One veteran of the Army, at the post Thursday night, was so overcome with emotion about the protests and his opposition to the protests that he broke down in tears.
Yet many of the veterans talked about the importance of freedoms for all in America. Post judge advocate William Epps, an Air Force veteran, said, “I understand they have a Constitutional right to freedom of expression, so in some ways I am torn about it.”
But, Epps said, the protest during the anthem is something he can not tolerate.
“I personally feel like it is a disgrace to our flag,” Epps said. “I can turn off my TV in a small vote against it.”
Don Bennehoff, a 30-year veteran of the Navy and Coast Guard, called the protest during the anthem “a disgrace.”
“If it wasn’t for veterans, they wouldn’t have a flag to stand up for... they might be speaking Chinese or Russian,” Bennehoff said.
“It’s a game, it’s only a game..and they are making money out of it...They better say their prayers at night, the reason they have a flag is because of all of us,” said Paul Commire an Army veteran, pointing at other veterans.
For many other veterans, there is no debate over the right to protest. They, too, fought for it. Some were wounded fighting for it.
Vietnam veteran and retired York Police Department officer Wilson Barnette said when he left York for the military and Vietnam, people were protesting the war. Those protests hurt him.
“It was an embarrassing situation, that we were going into a hostile place, and they were protesting in this country,” Barnette said.

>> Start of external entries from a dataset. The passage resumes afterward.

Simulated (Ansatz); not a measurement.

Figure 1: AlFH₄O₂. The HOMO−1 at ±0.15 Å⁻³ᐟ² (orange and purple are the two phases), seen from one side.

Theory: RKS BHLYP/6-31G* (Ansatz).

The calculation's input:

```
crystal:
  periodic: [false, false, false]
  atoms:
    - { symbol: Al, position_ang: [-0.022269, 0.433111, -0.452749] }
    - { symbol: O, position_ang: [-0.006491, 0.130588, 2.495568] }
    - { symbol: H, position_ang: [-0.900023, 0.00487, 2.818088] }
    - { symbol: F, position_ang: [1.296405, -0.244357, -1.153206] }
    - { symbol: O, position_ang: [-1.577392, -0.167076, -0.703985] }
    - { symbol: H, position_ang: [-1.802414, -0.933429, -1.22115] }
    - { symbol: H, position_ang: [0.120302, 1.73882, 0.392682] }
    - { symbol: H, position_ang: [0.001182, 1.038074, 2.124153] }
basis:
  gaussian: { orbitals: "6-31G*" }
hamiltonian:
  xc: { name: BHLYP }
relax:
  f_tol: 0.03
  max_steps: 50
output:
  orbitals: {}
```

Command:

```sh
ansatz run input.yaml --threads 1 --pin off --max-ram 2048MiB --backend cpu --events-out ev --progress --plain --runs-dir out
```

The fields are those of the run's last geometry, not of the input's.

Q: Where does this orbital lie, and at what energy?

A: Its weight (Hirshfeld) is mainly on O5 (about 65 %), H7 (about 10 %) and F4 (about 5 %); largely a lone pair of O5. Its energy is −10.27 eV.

Yet Barnette, the first full-time black police officer in York, the first black York firefighter and the first black York rescue squad member, said the president’s comments are divisive. He said Americans have a right to protest as they see fit.
“I respect the man who didn’t stand for the flag, because the Constitution says he has a right to do so,” Barnette said.
Barnette and other members of Post 3746 say the issue of inequality in America has been lost in the furor over whether the NFL protests insult the flag and the country and those who served.
Post 3746 is a predominantly black post, created during the segregation era, when blacks were not allowed to join veteran organizations, and it endures to this day.
“I fought in Vietnam, and I paid dearly for everyone to have the right of freedom of speech,” said Post 3746 member and disabled Vietnam veteran Grady Meeks, who served in the Air Force.
These veterans do not kneel when the national anthem is played. At a funeral of a Vietnam War veteran and post member Wednesday afternoon, a dozen of them stood during the ceremony and attended in post uniforms to show their love for a fellow soldier and America. During that service, the preacher told the church: “Here lies a man with the American flag on his coffin -- a man willing to die for that flag on the battlefield.”
Several members, including John Abel, John Gladden, Sammy Williams and others, said after the service that they were upset that President Trump would call someone an SOB and call for players to be fired, saying it was wrong and disrespectful. Naila Crawford, daughter of disabled veteran Harley Crawford of York, said the players protesting are standing up for what is going on today in America and are “raising awareness.”
Post member Melvin Poole, a Vietnam veteran with the Air Force and former president of the Rock Hill NAACP, said the issue of why the players are protesting -- concerns about inequality and police shootings of black people -- has been lost in the debate over what some say is the right place and time to protest.
Many black veterans, including Poole, see both sides of the issue, because of their deep love for flag and country and the rights of Americans to speak up about the country they love.
“I support the flag. I stand every time the national anthem is played,” Poole said. “But at the same time, I support the NFL players’ right to protest. We support them, we are behind them, and we love America and honor the flag.”
Poole said troops went to war to fight for freedoms and rights, yet he is disappointed in Trump’s comments.
“He is using the highest house in the land to try to embarrass, to ridicule, individuals exercising their God-given rights,” Poole said.
Post member Charlie Robinson, a Vietnam combat veteran, said it’s an American right to protest, even if some disagree with the message or where the message comes from.
“The NFL players have a right, based on the Constitution, to have their say, to have their First Amendment freedom,” Robinson said. “Just like President Trump has a First Amendment right to say what he wants to say. I don’t agree with what he (Trump) said, it is derogatory towards anybody who does not agree with him...I respect the flag. I believe in that flag. I fought for it.”
Robinson said when he came back from Vietnam, there were flag-burning protests and “I didn’t like it, but protesters have a right, being United States citizens.”